The Santa Rosa Plaza opened in 1982, and it didn’t take long for downtown merchants to realize they would not be riding its coat tails to prosperity. The city had given the developer everything he demanded and the downtown ended up with less than nothing, given that Railroad Square was now isolated on the wrong side of the Great Wall of B Street.

In 1988 the City Council hired consultants and formed committees “to figure out something to make the downtown a busy, happy place” and the Press Democrat invited five architects to come up with ideas. Some of the plans weren’t very functional (yes, we really needed an underground art gallery) but Joel DeSilva came up with an innovative design that embraced and enhanced Rapp’s meandering Fourth street. As described in the PD, he thought “parks are the way to invite people into the downtown:”

…He starts with a miniature, tree-lined lake at the entrance of the mall on B Street. The lake feeds a creek that meanders the length of Fourth Street (which he closes to traffic) as far as the library on E Street. There are benches and little restaurants with outdoor eating space along the creek. “There has to be something to draw people out of the plaza and down to the rest of downtown. Something impulsive. You see something there and it looks interesting,” DeSilva said.
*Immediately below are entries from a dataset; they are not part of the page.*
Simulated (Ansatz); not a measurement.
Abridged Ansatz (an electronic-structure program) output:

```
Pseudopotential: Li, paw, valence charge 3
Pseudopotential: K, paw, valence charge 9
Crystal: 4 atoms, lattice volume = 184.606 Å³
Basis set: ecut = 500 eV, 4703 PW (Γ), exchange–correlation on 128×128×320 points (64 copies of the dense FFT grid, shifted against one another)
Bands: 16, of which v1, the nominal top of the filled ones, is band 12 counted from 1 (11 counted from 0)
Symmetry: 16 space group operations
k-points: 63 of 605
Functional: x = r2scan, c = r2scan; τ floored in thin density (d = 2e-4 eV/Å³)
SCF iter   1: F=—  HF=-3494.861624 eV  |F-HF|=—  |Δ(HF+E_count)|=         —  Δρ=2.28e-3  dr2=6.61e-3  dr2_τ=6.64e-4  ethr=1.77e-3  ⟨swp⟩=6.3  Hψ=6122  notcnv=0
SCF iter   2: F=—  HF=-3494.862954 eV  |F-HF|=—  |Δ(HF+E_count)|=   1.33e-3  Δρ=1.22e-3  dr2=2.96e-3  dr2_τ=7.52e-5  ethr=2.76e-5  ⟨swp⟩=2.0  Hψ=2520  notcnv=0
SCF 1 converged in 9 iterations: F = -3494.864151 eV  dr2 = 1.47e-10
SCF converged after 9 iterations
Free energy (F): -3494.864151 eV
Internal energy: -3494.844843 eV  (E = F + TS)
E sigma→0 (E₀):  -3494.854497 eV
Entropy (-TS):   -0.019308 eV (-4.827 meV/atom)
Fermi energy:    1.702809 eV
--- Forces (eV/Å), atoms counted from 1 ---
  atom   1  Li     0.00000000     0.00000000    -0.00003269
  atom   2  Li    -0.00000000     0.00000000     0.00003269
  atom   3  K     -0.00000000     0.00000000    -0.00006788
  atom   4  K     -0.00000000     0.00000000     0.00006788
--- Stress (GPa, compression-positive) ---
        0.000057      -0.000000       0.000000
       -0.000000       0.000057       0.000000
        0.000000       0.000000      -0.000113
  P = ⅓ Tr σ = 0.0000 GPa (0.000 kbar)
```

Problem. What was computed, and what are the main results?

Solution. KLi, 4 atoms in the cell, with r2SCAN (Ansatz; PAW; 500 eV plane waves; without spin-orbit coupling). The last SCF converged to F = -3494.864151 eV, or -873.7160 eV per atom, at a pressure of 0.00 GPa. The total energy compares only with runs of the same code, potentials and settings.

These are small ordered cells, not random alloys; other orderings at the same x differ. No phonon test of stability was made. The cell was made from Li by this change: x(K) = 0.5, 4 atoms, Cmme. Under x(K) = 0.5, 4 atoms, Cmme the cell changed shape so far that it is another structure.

DeSilva also followed Rapp in placing a walkway over B Street from the Plaza, as well as a covered skywalk overlooking Courthouse Square.

Joel DeSilva's 1988 design for downtown Fourth street, with footbridges over an artificial creek
Joel DeSilva’s 1988 design for downtown Fourth street, with footbridges over an artificial creek

No mention of Fourth street in the 1970s is complete without talking about cruising, which was either innocent fun or a sure sign that Santa Rosa had gone to wrack and ruin. (I polled a few friends who were here back in the day and FWIW all remembered it as the former, and were shocked when I read some of the details reported in the Press Democrat.) But cruising was intertwined with the semi-mall story, and likely was a big part of the reason the design was abandoned.

Cruising began here c. 1963, with the first letter-to-the-ed in the Press Democrat complaining about youths “tooling Fourth street” in 1965. By the end of the decade it was both Friday and Saturday nights, drawing 200-500 kids each evening. The street was so jammed that sometimes only two cars were able to crawl through a green light.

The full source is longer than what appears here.